Saturday, 22 November 2014

Day 17 - Turkmenistan

Man! I woke up this morning (it's was barely morning) after a terrific sleep. I've obviously been running myself down after days of stress over the travel arrangements and the business of going from place to place on such a hectic schedule. The itinerary in Turkmenistan has been adjusted and I'm missing out on a trip ro Yangikala canyons I was really looking forward to but can't be helped. I no longer have the time on my visa. 

I've spent two days on a boat where the only person who knew any English at all, was one guy who had a single phrase in his repertoire, 'in case of emergency, break glass'. He delighted in repeating this over and over, expecting appreciation and praise every time he did so. To speak to a hotel receptionist who knows ,'please' and 'mister' has been an unexpected joy.

Turkmenbashi doesn't have much about it in itself but I was driven around a brand new tourist town in development, Awaza, just outside. It was one of those empty towns that one hears about. Huge investment in vast, empty hotels with empty extra wide roads and armies of women sweeping the streets. Very interesting. I imagine they are highly confident that tourism will take off at some point. I appeared to be the only tourist in town yesterday though. In fact, I may be the first tourist in town. It felt that way anyhow. 

I took a plane out of Turkmenbashi in the afternoon bound for Ashgabat. So far, I've been very impressed with Turkmenistan. There is oodles of very new and very expensive stuff here. The airport is shiny and the aeroplane brand spanking too. I'm not saying there aren't people barely able to scratch a living here but it doesn't strike me as a country on its knees by a long stretch. 
Do I appear surprised? Well maybe a little but that's just my ignorance showing through and one of the reasons why I'm here, to find out more. 

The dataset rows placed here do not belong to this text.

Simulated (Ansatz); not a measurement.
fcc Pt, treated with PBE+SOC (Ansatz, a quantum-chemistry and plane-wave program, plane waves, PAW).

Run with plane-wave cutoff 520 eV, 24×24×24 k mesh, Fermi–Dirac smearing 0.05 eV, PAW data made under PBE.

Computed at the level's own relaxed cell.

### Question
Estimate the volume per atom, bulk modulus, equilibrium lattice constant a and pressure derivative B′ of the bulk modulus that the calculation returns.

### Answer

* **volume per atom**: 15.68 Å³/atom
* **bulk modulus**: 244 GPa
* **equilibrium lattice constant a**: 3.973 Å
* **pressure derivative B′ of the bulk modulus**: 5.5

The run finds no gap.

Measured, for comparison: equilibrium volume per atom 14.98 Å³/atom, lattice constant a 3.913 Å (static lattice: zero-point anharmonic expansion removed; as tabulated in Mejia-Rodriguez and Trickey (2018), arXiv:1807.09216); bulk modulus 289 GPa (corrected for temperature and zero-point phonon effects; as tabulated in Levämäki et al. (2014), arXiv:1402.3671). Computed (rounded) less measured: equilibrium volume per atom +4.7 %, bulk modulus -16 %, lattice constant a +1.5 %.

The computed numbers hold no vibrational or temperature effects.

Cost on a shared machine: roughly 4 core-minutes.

After an hour in the air and a visit to the Turkmen tourism company to work out the fine detail on the revised itinerary, I found myself on a very cheeky two bed apartment in Ashgabat. All settled for my first two day stay somewhere (if you don't count the boat) and a very happy bunny again. 

Taking photos of military personnel carries a sentence of summary execution in these parts, so I had to take this at long range - but you get the idea about the Cold War look and feel, right? 


Turkmenistan fashion proudly on display. Everyone is wearing the same headgear this season. 


Regional airport at Turkmenbashi. There's some cash floating about here. Luton, it is not.